Monday 17 January 2011

I Like This...

Thanks Sdr Hussein for the heads up.

“Just as we should reject the thoughtless equation of progress and hope, so we need to distinguish between nostalgia and the reassuring memory of happy times, which serves to link the present to the past and to provide a sense of continuity. The emotional appeal of happy memories does not depend on disparagement of the present, the hallmark of the nostalgic attitude.

Nostalgia appeals to the feeling that the past offered delights no longer obtainable. Nostalgic representations of the past evoke a time irretrievably lost and for that reason timeless and unchanging. Strictly speaking, nostalgia does not entail the exercise of memory at all, since the past it idealizes stands outside time, frozen in unchanging perfection.
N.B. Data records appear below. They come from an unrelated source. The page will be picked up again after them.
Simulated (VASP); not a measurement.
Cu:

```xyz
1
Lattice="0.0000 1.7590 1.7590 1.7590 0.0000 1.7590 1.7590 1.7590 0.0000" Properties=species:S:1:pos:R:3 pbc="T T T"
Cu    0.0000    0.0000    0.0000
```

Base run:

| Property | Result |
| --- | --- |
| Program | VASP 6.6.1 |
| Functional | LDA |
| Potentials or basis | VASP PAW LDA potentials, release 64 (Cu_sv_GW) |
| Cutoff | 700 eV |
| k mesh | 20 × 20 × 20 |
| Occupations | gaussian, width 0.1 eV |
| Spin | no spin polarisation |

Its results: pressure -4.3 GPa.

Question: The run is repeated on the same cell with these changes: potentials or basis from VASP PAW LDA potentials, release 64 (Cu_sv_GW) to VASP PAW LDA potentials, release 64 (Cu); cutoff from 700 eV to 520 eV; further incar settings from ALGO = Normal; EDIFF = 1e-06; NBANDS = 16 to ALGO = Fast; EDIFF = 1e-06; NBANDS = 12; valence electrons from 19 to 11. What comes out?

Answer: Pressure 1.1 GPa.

Memory too may idealize the past, but not in order to condemn the present. It draws hope and comfort from the past in order to enrich the present and to face what comes with good cheer. It sees past, present, and future as continuous. It is less concerned with loss than with our continuing indebtedness to a past the formative influence of which lives on in our patterns of speech, our gestures, our standards of honor, our expectations, our basic disposition toward the world around us.”



Christopher Lasch, The True and Only Heaven: Progress and Its Critics (New York: W.W. Norton and Co., 1991) 82-3.

1 comment:

R.T. said...

My friend told me yesterday:

One wise man once said: "Yesterday is history. Tomorrow is a mystery. Today is a gift. That's why it is called the Present."